Karen Ducey/Getty Images(NEW YORK) — Following up on his official entrance into the 2020 presidential race, Washington state Gov. Jay Inslee on Monday used an appearance on ABC’s The View to stress his main campaign theme: that climate change should be the “number one priority” for America’s next commander in chief.

“America is going to defeat climate change. It is our destiny and we will do this, and I’m convinced of this,” Inslee, a Democrat, said. “But to do this, we have to have a leader who will say fundamentally and unequivocally that this is the number one priority in the United States.”

Gov. Jay Inslee to @TheView: “The reason, fundamentally, I’m running, is because we need a president who will say this: America is going to defeat climate change.” https://t.co/Iz5i2YfmEk pic.twitter.com/X8d4e0loZv

— ABC News (@ABC) March 4, 2019

Inslee also responded to criticism from President Donald Trump and many in the Republican Party who say the costs of combating climate change are not worth the benefits, and that focusing on an issue that many Americans do not rank among the most important to them is a mistake.

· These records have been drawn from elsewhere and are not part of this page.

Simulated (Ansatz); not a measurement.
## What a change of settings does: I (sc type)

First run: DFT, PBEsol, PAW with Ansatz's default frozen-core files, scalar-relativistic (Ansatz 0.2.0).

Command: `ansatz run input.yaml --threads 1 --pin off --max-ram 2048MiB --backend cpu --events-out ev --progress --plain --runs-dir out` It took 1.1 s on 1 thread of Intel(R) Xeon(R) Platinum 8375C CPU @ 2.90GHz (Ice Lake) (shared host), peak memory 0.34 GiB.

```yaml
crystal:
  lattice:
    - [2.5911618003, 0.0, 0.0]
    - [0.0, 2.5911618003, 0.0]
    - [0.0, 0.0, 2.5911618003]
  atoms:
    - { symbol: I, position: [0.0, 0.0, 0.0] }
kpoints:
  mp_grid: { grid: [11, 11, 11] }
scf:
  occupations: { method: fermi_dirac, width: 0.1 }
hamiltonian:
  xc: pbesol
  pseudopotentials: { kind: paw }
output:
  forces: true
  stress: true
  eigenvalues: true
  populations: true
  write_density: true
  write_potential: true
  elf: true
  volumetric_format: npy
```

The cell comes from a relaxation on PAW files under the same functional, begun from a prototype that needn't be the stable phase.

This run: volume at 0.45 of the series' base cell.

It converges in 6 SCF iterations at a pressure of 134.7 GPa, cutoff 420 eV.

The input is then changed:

“When Donald Trump said that we’re not going to have toasters and TVs if we have wind power, that’s just simply moronic is the best way I could say it,” Inslee said after Trump criticized the Green New Deal proposal put forth last month by Democratic Sen. Ed Markey of Massachusetts and Rep. Alexandria Ocasio-Cortez of New York. “He is just such a pessimist and a narrow-minded thinker, he needs to get with the rest of Americans and understand that a country that sent a man to the moon can develop a green energy economy.”

Inslee dismissed criticism of the cost of the Green New Deal, likening it to Republican claims that Democrats were going to institute “death panels,” during the debate prior to the passage of the Affordable Care Act.

“We are not going to eliminate cars. We are not going to eliminate trains … When we think about our opportunities here, we can’t be so narrow-minded. Look, I grew up in the time of rotary phones and now we got cell phones. We are going to have the greatest transformation of our economy if we unleash this potential,” Inslee said.

Inslee, who officially launched his campaign last Friday, was the first governor to enter a growing Democratic field of contenders that includes six U.S. senators, and as of Monday morning has swelled to 14 candidates total with the entrance of former Colorado Governor John Hickenlooper.

“We went to the moon, and created technologies that have changed the world,” Inslee said in his announcement video posted Friday. “Our country’s next mission must be to rise up to the most urgent challenge of our time: defeating climate change.”

VIDEO: This is our moment, our climate, our mission — together, we can defeat climate change. That’s why I’m running for president. Join #OurClimateMoment today https://t.co/zg8ILGyk0Z pic.twitter.com/pUZVxyzfc5

— Jay Inslee (@JayInslee) March 1, 2019

Inslee, 68, spent 2018 as the chair of the Democratic Governors Association, helping the party flip seven seats from red to blue and raising his national profile as an antagonist to President Donald Trump. During an event last year at the White House, Inslee called out the president over a proposal to arm teachers in the wake of the mass shooting at Marjory Stoneman Douglas High School in Parkland, Fla.

“I just suggest we need a little less tweeting here, a little more listening,” Inslee said at the time.

Inslee said he is “comfortable” confronting Trump on a host of issues, and hinted that further legal action against the administration may be forthcoming.

“I can think of no higher pleasure than to take on Donald Trump on a big stage. I’ve done it in the White House. I’m the governor who went to the White House and told him he needed to quit tweeting and start listening to Americans. I feel very comfortable in that confrontation,” Inslee told ABC News in an interview following his campaign launch on Friday.

Inslee heads to Iowa on Tuesday, where he will host a number of green energy events during his first trip to the state as a presidential candidate.